There is a notable takeaway from the auditor-general’s (AuG) review of capital projects by the National Water Commission (NWC), which has thus far received little attention. Because it is unstated.
The problems highlighted by the AuG were not ones of constraints in the government’s public procurement system, which has increasingly become the catch-all, or go-to excuse, for the failures of, or delays in, public projects. It is the basis for calls for the almost wholesale abandonment of the regime.
When stripped to the core, what Pamela Monroe Ellis’ investigators found were weaknesses in project planning and project management and deficiencies in financial analysis. NWC is poor at collecting what is owed to it and also weak at market projections. It is persistently over-optimistic about expected income and cash flow, leaving it with insufficient capital to fund its projects.
A statutory company, the NWC is Jamaica’s main supplier of water and sewage services. It provides potable water to an estimated 75 per cent of the island’s population and sewage services to approximately 30 per cent.
With over 1,000 treatment and water pumping facilities and 11,000 kilometres of pipes, it supplies an estimated 190 million gallons of water daily to its customers. It is however estimated that between 40 per cent and 60 per cent the NWC is classified as non-revenue water, meaning it is not paid for, mainly because it leaks from old and broken pipes, stolen by consumers or delivered free to people as ‘social’ water.
REGULARLY MAKES LOSSES
Not surprisingly, the company regularly makes losses and depends heavily on subventions and indirect taxpayers’ subsidies to stay afloat.
According to the government’s projection, at the end of the current fiscal year, when it will post an operating loss of half a billion Jamaican dollars and its accumulated deficit will be just shy of J$38 billion. Its operating loss in 2025/26 was J$6.3 billion, following a deficit of J$5.54 billion in the previous fiscal year. However, these losses reached the bottom line significantly slimmer because of the application of tax credits and subventions.
This was part of the backdrop against which the auditor general evaluated “the efficiency and effectiveness of NWC’s management of capital projects… (to) assess alignment with the organisation’s strategic objectives” over the five-year period 2019/20-2023/24.
The review focused primarily on projects aimed at expanding water coverage, replacing old infrastructure and improving operational efficiency. They would be funded largely from internal resources, including the so-called K-factor; the 20 per cent regulators allow the company to tack onto the bills of customers to help pay for capital projects. Over the period the NWC budgeted J$44.92 million for the projects.
DEEPLY CONCERNING
What the auditor unearthed is deeply concerning. The report ought to be a catalyst for a wider and deeper conversation, beyond the focus on the State’s supposedly tortuous procurement system, on the impediments to the efficient execution and timely delivery of projects. Greater attention must be paid to capacity within the system, after decades of hollowing out of the State.
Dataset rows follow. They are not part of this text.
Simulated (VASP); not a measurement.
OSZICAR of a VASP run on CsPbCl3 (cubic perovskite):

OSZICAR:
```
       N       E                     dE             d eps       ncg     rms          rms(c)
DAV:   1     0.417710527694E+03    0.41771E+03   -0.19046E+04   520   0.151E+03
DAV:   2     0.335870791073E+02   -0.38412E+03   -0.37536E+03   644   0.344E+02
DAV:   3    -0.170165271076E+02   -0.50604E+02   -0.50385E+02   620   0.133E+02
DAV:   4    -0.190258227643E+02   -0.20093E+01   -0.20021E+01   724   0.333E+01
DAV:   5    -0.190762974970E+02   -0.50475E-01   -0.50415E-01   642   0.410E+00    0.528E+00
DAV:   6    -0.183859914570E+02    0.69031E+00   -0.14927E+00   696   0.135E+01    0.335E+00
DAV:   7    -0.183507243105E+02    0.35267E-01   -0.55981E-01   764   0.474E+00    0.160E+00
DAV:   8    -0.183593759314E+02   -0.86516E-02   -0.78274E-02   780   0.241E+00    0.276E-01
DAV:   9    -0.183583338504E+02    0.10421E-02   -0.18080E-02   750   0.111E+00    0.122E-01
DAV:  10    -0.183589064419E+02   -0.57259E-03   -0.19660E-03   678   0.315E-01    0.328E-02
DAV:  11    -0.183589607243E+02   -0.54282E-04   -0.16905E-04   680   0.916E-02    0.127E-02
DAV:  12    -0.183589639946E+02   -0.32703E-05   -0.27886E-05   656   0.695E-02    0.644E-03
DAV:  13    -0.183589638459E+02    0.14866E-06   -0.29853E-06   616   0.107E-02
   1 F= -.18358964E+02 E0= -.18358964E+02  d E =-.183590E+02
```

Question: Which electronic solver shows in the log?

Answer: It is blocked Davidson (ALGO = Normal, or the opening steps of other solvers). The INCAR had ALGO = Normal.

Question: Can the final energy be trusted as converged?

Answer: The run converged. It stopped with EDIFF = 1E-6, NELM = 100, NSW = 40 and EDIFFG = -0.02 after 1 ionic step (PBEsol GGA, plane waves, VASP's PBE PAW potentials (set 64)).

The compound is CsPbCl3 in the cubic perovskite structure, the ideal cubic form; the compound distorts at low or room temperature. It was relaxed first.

First, the auditor general discovered, the NWC projected spending J$394.1 billion over 15 years- from 2015 to 2030 – on 17 major projects. Thirty-five per cent (J$138.9 billion) of the Capital Investment Plan’s (CIP) money was to be spent over the programme’s first five years, guided by a master development plans for water and sewerage.
Shockingly, the auditor general reported: “The plans were intended to inform the strategic direction and key capital investment projects to be implemented through 2030. However, the master and development plans were not provided for review. In their absence, NWC indicated that it relied on preliminary engineering reports, including those developed for eight parishes, to assess the feasibility of capital projects and to guide implementation.”
That’s no way to run a serious business, or to be good stewards of taxpayers’ money!
Further, the auditor general concluded that the water and sewerage company didn’t have documented rationale or “consistent application of scoring” with which to prioritise projects, “thereby undermining objectivity and transparency in project selection”.
Ditto to the protection of taxpayers’ resources and interests.
While the K-factor collected 13 per cent more than the J$20 million earmarked from it to pay for the internally-funded projects (2019/20-2023/24), the company generated insufficient cash from internal operations to meet its undertakings.
“In short, NWC budgeted to spend money from its own revenues that it was not, in practice, generating,” the auditor general noted. The upshot: some capital works were delayed, and often, those done were not completed on time for issues not having specifically to do with procurement.
Meanwhile, with total payables of J$33.2 billion at the end of March this year, NWC had cash to cover only half of that obligation. That is a potential liquidity crisis.
On paper, the company had J$20.9 billion in receivables, most of it over three months overdue. In any event, two-thirds of that (J$18.3 billion) was provided for a bad debt -clearly aimed at cleaning up the balance sheet.
If the NWC audit provides any lesson, it is the fallacy of the new default argument that strong governance and transparent oversight of new government institutions have to be forfeited to surmount the difficulties of procurement rules. It’s capacity stupid!